So, I am not here with some sweet (they are sweet to me at least) scientific journal article summaries, even though I would love to be working on one at the moment. There are plenty to read HERE, though, if you are jonesing for one.
This is also not not an SSL Review - otherwise known as in depth review of a depiction or discussion of the female orgasm, the clit, lady-bation, or cunnilingus. Although, to be sure, there's a shit ton of past reviews for both TV and Movies if you need some of that in your life right now. Spoiler alert: Slums of Beverly Hills and Diary of a Teenage Girl are in the top tier of 5 vulva rated movies (!)(!)(!)(!)(!), but The 40 Year Old Virgin and The Overnight are some that have a big fat zero vulva rating. :( ...And if you want to know what's currently sandwiching the list, 20th Century Women got the only coveted 5 1/2 vulva rating, while strangely enough, Hysteria, a movie about the invention of the vibrator is trailing the pack with the "-1 vulva rating" - something I made up special due to my utter disappointment in what it could have been vs. what it was.
This post is not those things. What it is, is me waking up just feeling particularly excited about this work and wanting to post about it. I'm always kind of excited about his. It's truly something I want to leave in this world when I'm gone, but you know, within that there are frustrating times and disappointing times as well as exciting times and vibrant times. I just happened to have a little touch of excitement last night at a sweet sculptural art opening. I talked with a fab artist and cool lady (who has introduced me into a group of fab women and I am incredibly grateful to her for that) along with some other super cool people there, and I was able to engage about this work.
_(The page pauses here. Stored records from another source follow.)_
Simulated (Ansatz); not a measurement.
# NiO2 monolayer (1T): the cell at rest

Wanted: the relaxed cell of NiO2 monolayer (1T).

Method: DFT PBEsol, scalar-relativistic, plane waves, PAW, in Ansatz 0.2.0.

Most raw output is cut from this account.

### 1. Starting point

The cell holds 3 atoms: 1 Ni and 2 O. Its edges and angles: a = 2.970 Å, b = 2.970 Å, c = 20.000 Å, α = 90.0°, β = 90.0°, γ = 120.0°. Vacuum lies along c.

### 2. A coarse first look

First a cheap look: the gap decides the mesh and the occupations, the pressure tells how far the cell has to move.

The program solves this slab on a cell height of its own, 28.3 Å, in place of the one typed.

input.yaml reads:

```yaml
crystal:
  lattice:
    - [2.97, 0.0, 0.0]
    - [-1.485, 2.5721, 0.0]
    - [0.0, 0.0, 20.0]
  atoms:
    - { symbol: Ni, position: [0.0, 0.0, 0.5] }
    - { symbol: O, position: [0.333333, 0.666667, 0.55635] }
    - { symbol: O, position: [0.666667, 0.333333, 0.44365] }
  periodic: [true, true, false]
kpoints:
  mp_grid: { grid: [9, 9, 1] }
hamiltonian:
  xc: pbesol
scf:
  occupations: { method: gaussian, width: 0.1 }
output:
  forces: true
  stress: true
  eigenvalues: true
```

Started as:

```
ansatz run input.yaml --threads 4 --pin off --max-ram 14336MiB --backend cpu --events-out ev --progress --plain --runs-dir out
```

I'll be honest, talking about my work has been a journey and a struggle full of learning and eye-opening responses. I think I've honed how I speak of it better over the years, but it's still a thing that makes me a little anxious for a variety of reasons - especially to new people. I'm truly a natural bull-shitter. I feel pretty comfortable talking with most people about life and feelings and dumb shit. However, speaking about things I have a real stake in, things that I really want to verbalize correctly is a whole different matter and something I do not naturally do well. All that to say, I really felt good talking to these people, and I really loved their engagement and their thoughts, and it was just an overall good experience that, I guess, upped my overall blogging motivation.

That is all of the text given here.